The Halfling’s Gem picks up right where Streams of Silver left off. Bruenor lost, Regis and Guenhwyvar kidnapped, and the remaining companions at a loss. Bruenor may be gone, but Regis and Guenhywvar can still be saved as the companions continue forward. Now, nothing in this book is too surprising. It’s still your standard fantasy fare. That being said, now that the group is out of not-Moria, the plot does start to get more original.
Like the rest of the Icewind Dale trilogy, there are no real surprises here. It’s fairly easy for readers to guess what will happen next, but the characterization and storytelling still make this book worthwhile. Regis’ old boss, Pasha Pook, serves as the key villain here but not really the main one. Entreri is still around and technically working for Pook, but very much has his own agenda. He leads the companions on a merry chase throughout the Forgotten Realms, dangling Regis as bait to lure Drizzt into the rematch he craves.

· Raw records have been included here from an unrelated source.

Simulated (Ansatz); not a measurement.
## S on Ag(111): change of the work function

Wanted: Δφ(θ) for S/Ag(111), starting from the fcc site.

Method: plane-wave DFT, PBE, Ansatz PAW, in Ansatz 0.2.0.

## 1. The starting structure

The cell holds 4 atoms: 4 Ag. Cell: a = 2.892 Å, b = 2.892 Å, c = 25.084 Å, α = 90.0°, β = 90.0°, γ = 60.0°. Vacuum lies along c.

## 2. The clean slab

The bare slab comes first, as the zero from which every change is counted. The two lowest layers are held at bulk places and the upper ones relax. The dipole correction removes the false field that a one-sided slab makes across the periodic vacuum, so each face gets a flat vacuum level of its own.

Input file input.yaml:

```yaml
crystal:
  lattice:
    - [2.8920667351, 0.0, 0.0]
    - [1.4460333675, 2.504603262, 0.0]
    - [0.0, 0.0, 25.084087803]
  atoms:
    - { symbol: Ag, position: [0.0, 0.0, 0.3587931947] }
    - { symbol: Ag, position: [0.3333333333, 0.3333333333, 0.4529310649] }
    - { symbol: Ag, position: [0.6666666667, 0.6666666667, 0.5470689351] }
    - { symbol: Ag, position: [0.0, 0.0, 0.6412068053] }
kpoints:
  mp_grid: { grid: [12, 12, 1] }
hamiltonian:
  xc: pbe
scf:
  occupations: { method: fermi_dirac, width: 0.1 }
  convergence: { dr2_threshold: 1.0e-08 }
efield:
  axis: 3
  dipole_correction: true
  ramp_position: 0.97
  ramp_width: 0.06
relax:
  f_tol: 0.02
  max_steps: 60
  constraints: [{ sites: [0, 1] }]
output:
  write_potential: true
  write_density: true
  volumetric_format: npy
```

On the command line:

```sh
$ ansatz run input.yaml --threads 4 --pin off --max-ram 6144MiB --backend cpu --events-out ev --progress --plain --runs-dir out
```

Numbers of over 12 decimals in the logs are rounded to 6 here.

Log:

Despite this series later being coined “The Legend of Drizzt”, things are pretty even among the whole cast here. As I mentioned in my review of The Crystal Shard, Salvatore originally intended Wulfgar to be the main character. People just liked Drizzt better because he’s dark and mysterious but still a good person. The focus does start to lean a bit more towards Drizzt in this book, but the spotlight isn’t on him just yet.
That being said, everyone gets character development here. Regis (sorta) learns to be a better person, Wulfgar continues to learn about civilized lands, and love starts to blossom being Catti-brie and Drizzt. Kudos to Catti-brie for still being a warrior woman badass and not just a love interest. Entreri also takes a more central role as Drizzt’s rival and is sure to be a recurring villain in this series.
R.A. Salvatore’s writing continues to be incredibly detailed. The action sequences are fast-paced but every important little detail is still there. Instead of just saying “this person swings his sword”, Salvatore describes how they swing their sword, why, and what their opponent does in response. It gives a better sense of the immense skill each character possesses with their weapons.
Despite all that, The Halfling’s Gem still feels like a very early story. I wouldn’t go as far as to claim it has Early Installment Weirdness, it’s just…shallow. A standard fantasy adventure in a standard fantasy setting. But considering this series started in 1988 and is still going as of 2020, I assume things pick up a bit later.